Recipe: Oma’s Schwimmbadtorte | German Gooseberry Baiser Cake

I’m just gonna come out and say it: this is my favorite cake. Yes, favorite. I love it so much that I was tempted to put off making it, simply so I could keep looking forward to this entry.

Why do I love it so much? In short, the composition of it is a masterpiece. Dense, sweet layers of cake are slathered with fluffy meringue and baked crisp. A generous layer of tart gooseberries seeps into the lower meringue layer and makes it into a cream with its own unique texture, while the whipped cream above the berries is ample and perfectly flavored with vanilla. Crunchy toasted almonds cover each layer. Every component balances out another, every texture has a counterpoint. Every bite has balance.

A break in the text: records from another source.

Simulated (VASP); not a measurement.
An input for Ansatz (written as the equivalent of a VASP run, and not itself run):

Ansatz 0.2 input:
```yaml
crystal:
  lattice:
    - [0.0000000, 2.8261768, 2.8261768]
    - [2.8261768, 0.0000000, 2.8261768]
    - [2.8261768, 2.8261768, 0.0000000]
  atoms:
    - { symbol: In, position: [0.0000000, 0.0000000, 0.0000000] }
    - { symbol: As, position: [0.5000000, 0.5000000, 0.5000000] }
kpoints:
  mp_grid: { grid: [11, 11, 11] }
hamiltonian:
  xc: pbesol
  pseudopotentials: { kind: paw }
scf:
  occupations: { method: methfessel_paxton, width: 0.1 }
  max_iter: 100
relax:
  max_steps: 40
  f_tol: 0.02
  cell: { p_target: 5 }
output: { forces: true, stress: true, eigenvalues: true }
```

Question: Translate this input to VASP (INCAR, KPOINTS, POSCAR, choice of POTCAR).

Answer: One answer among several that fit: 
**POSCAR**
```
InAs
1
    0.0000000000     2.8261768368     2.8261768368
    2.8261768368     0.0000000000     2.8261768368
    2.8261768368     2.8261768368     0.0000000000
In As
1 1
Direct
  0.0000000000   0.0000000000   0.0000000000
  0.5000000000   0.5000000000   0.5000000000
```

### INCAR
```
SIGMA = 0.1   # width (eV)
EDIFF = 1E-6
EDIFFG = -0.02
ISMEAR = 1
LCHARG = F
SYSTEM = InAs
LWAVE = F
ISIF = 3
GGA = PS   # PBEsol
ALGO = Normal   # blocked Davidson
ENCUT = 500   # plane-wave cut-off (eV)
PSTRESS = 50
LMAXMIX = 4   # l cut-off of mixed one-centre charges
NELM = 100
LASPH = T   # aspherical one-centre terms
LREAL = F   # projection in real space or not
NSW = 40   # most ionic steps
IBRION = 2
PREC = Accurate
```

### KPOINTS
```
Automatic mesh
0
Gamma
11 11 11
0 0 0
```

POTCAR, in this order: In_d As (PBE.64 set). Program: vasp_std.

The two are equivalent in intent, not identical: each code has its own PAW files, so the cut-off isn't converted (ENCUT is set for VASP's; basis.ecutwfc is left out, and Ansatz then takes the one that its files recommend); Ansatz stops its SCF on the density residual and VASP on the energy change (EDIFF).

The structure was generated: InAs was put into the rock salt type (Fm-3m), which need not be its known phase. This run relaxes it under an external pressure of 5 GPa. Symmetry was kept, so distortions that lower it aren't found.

It even keeps well; multiple days in the fridge won’t do damage to the flavor or texture.

I’ve seen versions of this cake made with mandarin oranges or cherries instead of gooseberries. Phooey. While they are acceptable enough, they throw off the delicate balance. All the subtlety of the torte flies right out the window.

It’ll be no surprise that this recipe is from my Oma’s collection. If alone doesn’t make you want to try it, I’m not sure what else I can do.

Oma’s Schwimmbadtorte
or
German Gooseberry Baiser Cake

Cake Base
125g (1 stick + 1/2 tsp) butter
125g (scant 2/3 cup) sugar
3 egg yolks
200g (1 2/3 cup) all purpose flour
1 tbsp baking powder

1. Preheat oven to 175°C (350°F) and line a quarter sheet pan with parchment. Cream together the butter and sugar until light and fluffy. Add the yolks one by one and whip until well incorporated. Stir together the flour and baking powder and sift the mixture into the butter mixture. Mix until the dough has just come together; overmixing will ruin the texture. The resulting dough will be thick, like a sugar cookie dough.
3. Spread the batter evenly into the sheet pan and pat it lightly to ensure it’s even. Set aside and make the meringue.

Meringue
4 egg whites
200g (1 cup) sugar
100g (3/4 cup) slivered almonds

1. In a clean bowl and with clean beaters, beat the egg whites to soft peaks. Sprinkle on the sugar and beat to medium-stiff peaks. Do not over-beat, you want a glossy meringue.
2. Spread half the meringue on top of the unbaked batter layer. Sprinkle with the slivered almonds. Bake for about 25 minutes, or until the meringue is lightly browned and a toothpick inserted into the center comes out clean.

Gooseberry Filling
600g (roughly 2.5 cups) sweetened canned gooseberries, drained
150ml (1/2 cup + 2 tbsp) juice from the canned berries
15g (2 tbsp) corn starch

1. Whisk together the juice and corn starch very thoroughly, before boiling in a saucepan until thickened and free of starchy taste. This mixture will be very thick, but it’s necessary to hold the berries to one another. Fold under the whole gooseberries, taking care to avoid smashing the berries, and allow to cool.

Whipped Cream
360ml (1 1/2 cups) heavy cream
15g (2 tbsp) vanilla sugar (in a pinch, 1 tsp vanilla extract will work)
5g (1.5 tsp) powdered gelatin
1.5 tbsp water

1. In a small bowl, mix gelatin with water and allow it to bloom for 5 minutes. In a large bowl, whip your cream to soft peaks. Add in the vanilla sugar and whip to medium peaks.
2. Heat your gelatin in 5-10 second increments in the microwave until just melted. Do not boil. Continue to whip your cream, stirring the gelatin in as you whip. Once the cream just reaches stiff peaks, it’s ready to use.

ASSEMBLY

1. Trim the edges of your sheet cake a bit (the meringue will likely be quite pufffy along the sides) and gently pat the meringue down if there are any very uneven spots. A little bit of waviness is quite visually appealing, so don’t make it too uniform. Cut 12 4″ rounds out of your cake sheet. If you have cake rings, use one of those to cut the rounds. If not, use parchment or acetate strips to create molds as follows:
a) Wrap the parchment or acetate around a 4″ pastry cutter and tape it in place. Repeat until you have 6 rings.
b) Set the molds aside and use the cutter to cut your cake rounds.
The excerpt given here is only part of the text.